22 June 2009 - The directions to the ranch are basically as follows: Leave problems of Ciudad Juarez behind. Cross Chihuahuan Desert. Climb Continental Divide. Hit Sonoran Desert. When you see some of the prettiest country in the west, slow down and watch out for the migrating hummingbirds. The ranch is on the left.

“This is as wild as you can get,” Valer Austin told us at her cattle gate, and she didn’t mean the usual kind of bad wild you could stumble into along the border -- but the good wild.

There are bear, antelope, coyote in these borderlands. There are lions and bison. There are 400 species of bees, the rare black hawk and endangered Mexican stoneroller, which is a fish.

In the video, you can meet Valer Austin, a visual artist from New York City who moved to the desert southwest with her husband Josiah, a Dallas investor. The couple bought a ranch in Arizona and a few more in Mexico. She is possessed by the challenge of restoring land degraded by a century of cattle. She’s as tenacious as a strand of barbed wire.
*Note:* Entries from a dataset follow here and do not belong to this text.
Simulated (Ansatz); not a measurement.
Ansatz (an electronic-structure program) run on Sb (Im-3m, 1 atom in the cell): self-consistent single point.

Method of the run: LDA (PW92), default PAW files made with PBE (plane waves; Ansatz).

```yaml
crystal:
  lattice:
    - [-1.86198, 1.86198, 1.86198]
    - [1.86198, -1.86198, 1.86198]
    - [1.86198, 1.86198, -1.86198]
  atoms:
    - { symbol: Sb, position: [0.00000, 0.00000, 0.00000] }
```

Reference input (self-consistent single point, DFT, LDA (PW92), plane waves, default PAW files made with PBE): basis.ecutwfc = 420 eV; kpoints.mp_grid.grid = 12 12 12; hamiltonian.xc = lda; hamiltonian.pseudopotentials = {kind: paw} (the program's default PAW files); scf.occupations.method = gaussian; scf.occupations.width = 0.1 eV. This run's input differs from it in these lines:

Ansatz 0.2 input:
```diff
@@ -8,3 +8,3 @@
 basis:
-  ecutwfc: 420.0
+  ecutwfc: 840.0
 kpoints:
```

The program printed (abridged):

To revive rivers, the Austins and their ranch hands have erected tens of thousands of low rock dams along the creek beds in Mexico, to use the summer rains to bring water to the desert and recreate the wetlands that were once here.

This is a big, unpeopled place. Scientists have found jaguar here, sharing the ground with drug runners carrying AK-47s and bales of weed.

Austin and her fellow ranchers, Mexican and American, along with a coalition of binational environmentalists (cuencalosojos.org) want to protect this vital corridor for migratory animals.

“We’re trying to manage landscapes on both sides of the border as a single corridor, connected,” Austin said. “Our government put a fence right through the habitat.”

Asked what would be better than a fence, Austin said native grasses and restored rivers and flourishing wildlife. It all depends on what you think is most important. “And I think this is the most important place in the world,” she said.